After the case of Indian Rupee and Chinese Yuan, in this article we analyze how variables such as trade flows, direct investments, portfolio investments and foreign exchange reserves affect the movements of the greenback.

2011-2019: the dynamics of the dollar

As you can see in the graph below, from mid-2011 to the first half of 2014 the dollar showed a mild strengthening. Then, between the second half of 2014 and the end of 2016, it entered a phase of significant appreciation; in this period the US economy grew on average faster than the other developed economies, e.g. the Eurozone and Japan.

US Dollar – Effective exchange rate

tasso di cambio effettivo dollaro

The weakening of the dollar started with Donald Trump, at the beginning of 2017, and went on until the first months of 2018, when US rates hikes welcomed a new phase of strengthening for the greenback.

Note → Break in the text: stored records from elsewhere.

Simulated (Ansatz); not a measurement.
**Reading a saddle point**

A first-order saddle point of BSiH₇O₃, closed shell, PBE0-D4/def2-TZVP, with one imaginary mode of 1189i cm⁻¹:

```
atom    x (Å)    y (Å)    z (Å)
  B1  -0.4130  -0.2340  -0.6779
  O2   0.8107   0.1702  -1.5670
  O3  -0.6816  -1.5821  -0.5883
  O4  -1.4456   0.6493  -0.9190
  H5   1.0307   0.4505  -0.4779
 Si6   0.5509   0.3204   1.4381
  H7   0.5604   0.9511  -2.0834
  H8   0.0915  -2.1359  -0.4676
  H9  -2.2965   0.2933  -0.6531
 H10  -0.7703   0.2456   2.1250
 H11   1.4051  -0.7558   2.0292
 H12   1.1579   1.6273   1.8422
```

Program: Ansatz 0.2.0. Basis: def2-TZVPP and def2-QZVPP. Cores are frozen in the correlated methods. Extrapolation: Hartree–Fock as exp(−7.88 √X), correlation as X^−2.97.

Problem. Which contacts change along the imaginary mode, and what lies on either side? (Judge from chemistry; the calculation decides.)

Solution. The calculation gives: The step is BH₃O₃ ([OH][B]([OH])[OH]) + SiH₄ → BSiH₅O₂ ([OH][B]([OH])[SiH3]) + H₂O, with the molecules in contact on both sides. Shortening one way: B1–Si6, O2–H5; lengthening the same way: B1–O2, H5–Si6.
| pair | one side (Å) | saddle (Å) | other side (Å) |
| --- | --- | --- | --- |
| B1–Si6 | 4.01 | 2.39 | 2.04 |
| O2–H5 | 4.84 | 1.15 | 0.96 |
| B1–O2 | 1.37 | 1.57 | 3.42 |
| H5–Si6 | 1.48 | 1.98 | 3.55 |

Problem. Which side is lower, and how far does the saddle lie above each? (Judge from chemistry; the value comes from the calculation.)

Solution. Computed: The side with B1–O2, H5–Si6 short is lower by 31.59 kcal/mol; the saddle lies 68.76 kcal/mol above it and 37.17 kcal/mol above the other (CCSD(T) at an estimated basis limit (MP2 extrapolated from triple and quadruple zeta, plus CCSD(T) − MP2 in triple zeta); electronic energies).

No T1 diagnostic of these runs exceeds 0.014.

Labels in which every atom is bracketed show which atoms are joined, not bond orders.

2019 seems to have started with a slight weakening of the dollar compared to the end of 2018: -1.3% in terms of effective exchange rate in the first 3 months of the new year, according to the latest data released on Exportplanning. Among the many factors, the dollar could have been affected by the Fed's slowdown in the normalization of monetary policy, which has taken place in recent months.

Exchange rate movements: factors at play

The dynamic graph shown above examines the trends of the greenback in terms of effective exchange rate, from 2011-Q1 to 2018-Q3. For each period, the graph highlights which factors have been driving the weakening or strengthening of the currency: we analyze the role of trade flows, direct investments, portfolio investments and foreign exchange reserves.

To sum up, the factors that show a key role in the period examined in the graph are basically two: when the dollar appreciates, a fundamental role is played by portfolio investments inflows, given the strong ability of the US economy to attract capital, while in the phases of depreciation current account deficit plays a major role.

Anyways, these elements alone are not sufficient to explain the dynamics of the dollar, which is obviously influenced by monetary policy and market expectations, as well as by the fundamental role of the dollar as a reserve currency. As a matter of fact, it is the "privilege" role of the dollar in the international monetary system that makes such a large current account deficit sustainable, since a deficit in terms of trade is compensated by a huge influx of capital, not only linked to the attractiveness of the US economy, but also to the role of the dollar as reserve currency.